The death of Gary Gygax on Tuesday took awhile to hit me. The timing of his death, coming as the building the crescendo of excitement of the release of DND 4E nears its peak, is for me one of those transcendent moments, a lens which will bend and focus my thoughts on tabletop gaming. One thought was quiet wonder at how and where the news was reported. Almost every mention came in a tech-related blog or section. The death of the creator of Dungeons and Dragons was, quite correctly, assumed to be a landmark event to techno-geek culture. Not that other folks don't play the game, but the soul of the game was embraced by folks who worked at Apple, or who have 'Linux' as their license plate, or otherwise loved their toil in technical arcana.

 

Mr. Gygax's game had a profound effect on my life. I arrived as a freshman at Carleton College with a vague plan to get a degree in mathematics or perhaps some computer-related field. By the end of the first term I was bitten by the DND bug. I had read those little chapbook-sized rulebooks backwards and forwards, played in two campaigns and started my own. While I didn't know how I was going to do it, I knew that designing DND and role-playing games was what I was going to do for a living. James Bond 007, DC Heroes, Star Wars, Torg, Earthdawn, and approximately a hundred different published products all got their start from that pig-headed, unrealistic certainty. Games were my calling. That choice led me to meet a wondrous assortment of fans, pros, and soon-to-be-pros; many of them are friends to this day.

One of the late-night discussions I have had with fans is how and why DND took so darn long to make it to TV or film. In Chicago I knew actors and writers who played DND, but it didn't hold the same grip on them as it did for my geek friends. The result is DND left the tabletop via the fandom, inspired imagination, and elbow grease of the geek. Nethack, cartridges by Coleco and Atari, Telengard, the sometimes inspired SSI line of games, Ultima, Wizardry, Might and Magic ... any of these trip a nostalgia burst? Anyone remember being stunned by the vastness of Daggerfall? For those less ancient than I am, how may of you remember losing hours upon hours in some MUD, or discovering Everquest or World of Warcraft for the fist time? Anyone here have dawn sneak up on them will playing Final Fantasy? Whacking your way through the excellent Baldur's Gate: Dark Alliance series with a friend? Geeks had taken the idea of DND, its core, polished and served it up in such a way that it was accessible to miliions of people, far beyond the scope of the tabletop game.

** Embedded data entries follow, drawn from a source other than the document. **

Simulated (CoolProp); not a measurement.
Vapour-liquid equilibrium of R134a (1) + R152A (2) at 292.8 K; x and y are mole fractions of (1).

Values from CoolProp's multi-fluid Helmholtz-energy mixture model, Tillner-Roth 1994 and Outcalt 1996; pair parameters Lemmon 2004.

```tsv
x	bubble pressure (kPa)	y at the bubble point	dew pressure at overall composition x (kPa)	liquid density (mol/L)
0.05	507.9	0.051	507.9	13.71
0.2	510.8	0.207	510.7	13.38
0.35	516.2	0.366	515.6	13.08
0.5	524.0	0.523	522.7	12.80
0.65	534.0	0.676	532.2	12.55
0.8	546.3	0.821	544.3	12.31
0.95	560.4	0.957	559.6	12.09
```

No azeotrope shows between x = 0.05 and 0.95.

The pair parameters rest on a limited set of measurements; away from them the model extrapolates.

Somewhere along the way, the geek-view of DND diverged significantly from the tabletop game. How classes are supposed to be arranged, how magic is supposed to work, what racial restrictions meant and how firm they were... a myriad evolutionary details. Geek-DND evolved into a different species than tabletop-DND. This point was repeatedly hammered home to me when I would try to DM or play with some of my coworkers on my more recent projects. Bottom line, they loved the idea of the tabletop game, and didn't care for its execution. The Vance-ian magic system was routinely declared broken, character options for most classes were seen as too limited, most classes were not seen as viable until at least 3rd level. The Mother Country of all character-based games was seen as so dilapidated and player-hostile that is wasn't even worth a visit. I could nudge some of them back to the table with a system like Savage Worlds. But DND was no longer a prime geek pastime. Their hobbies had evolved, and the game had not.

Enter DND 4E. I was so excited when I heard about the changes being made. This is what my co-workers had been asking for. It promises to be an edition of DND that took some of the hard-won lessons of 30-years of geek-driven changes, and brings them back to the tabletop. Is it a significant departure from all previous editions? Sure looks like it. Will the changes cause problems with the fans. Probably, but the soul of the game remains, and the execution seems so much more in line with what geeks have been doing with DND for the past two decades. For the first time in more than ten years I can see this game being embraced by the geek core, who can evangelize folks as they did 25 years ago. The game should be more accessible, more familiar to players of console and MMORPGs.

And Gary Gygax? First ... I am really going to miss him. He was a hero to me, a hero who loomed large because I worked so hard to emulate him. My career, my professional dreams would have not, could have not, existed except for his inspired invention. Just knowing that Gary was out there inspired me a little, let me hope a little. Now my hope, and belief, is DND 4E is the true and rightful heir to the game he and Dave Arneson birthed nearly 35 years ago, ready to entice and excite new generations of players. His legacy will live on.

So the King is dead. Long live the King.